How to get audio chunk when doing text-to-speech streaming?

Vackwin commented 1 month ago

Hello, I am using python sdk to synthesize speech from text. The doc here said that we can forward the audio chunks immediately to clients instead of waiting for the whole audio. I want to use this as a server side, and send generated audio to client side streamingly.

speech_synthesizer = speechsdk.SpeechSynthesizer(speech_config=speech_config, audio_config=None)
result = speech_synthesizer.start_speaking_text_async(text).get()
audio_data_stream = speechsdk.AudioDataStream(result)
audio_buffer = bytes(16000)
filled_size = audio_data_stream.read_data(audio_buffer)
while filled_size > 0:
    print("{} bytes received.".format(filled_size))
    filled_size = audio_data_stream.read_data(audio_buffer)

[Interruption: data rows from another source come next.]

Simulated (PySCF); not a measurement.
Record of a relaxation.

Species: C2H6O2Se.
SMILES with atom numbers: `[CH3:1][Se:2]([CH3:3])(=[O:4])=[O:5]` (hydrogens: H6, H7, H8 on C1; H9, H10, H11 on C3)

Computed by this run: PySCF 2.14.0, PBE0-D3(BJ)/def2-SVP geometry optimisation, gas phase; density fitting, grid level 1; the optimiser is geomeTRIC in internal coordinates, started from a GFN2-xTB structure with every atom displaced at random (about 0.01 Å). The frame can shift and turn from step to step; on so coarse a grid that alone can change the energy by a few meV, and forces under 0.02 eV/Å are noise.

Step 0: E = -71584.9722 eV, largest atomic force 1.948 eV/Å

However, this line result = speech_synthesizer.start_speaking_text_async(text).get() will wait for the future completed, so I need to wait until the whole audio generated, how to read_data to audio_buffer when speech is generating? I also look at this, the text prompting works well when audio output to default speaker, but how to send the audio binary chunk to client immediately(first chunk send at first byte latency)? With the example code I can only send audio data until whole speech generated(finish latency).

Thanks for help!

yulin-li commented 1 month ago

start_speaking_text_async(text).get() returns after the test starts synthesizing, not completed. So you can get the audio chuck by chuck with your codes

jingjiangtao commented 1 month ago

start_speaking_text_async(text).get() returns after the test starts synthesizing, not completed. So you can get the audio chuck by chuck with your codes

Does the get() method block the current thread?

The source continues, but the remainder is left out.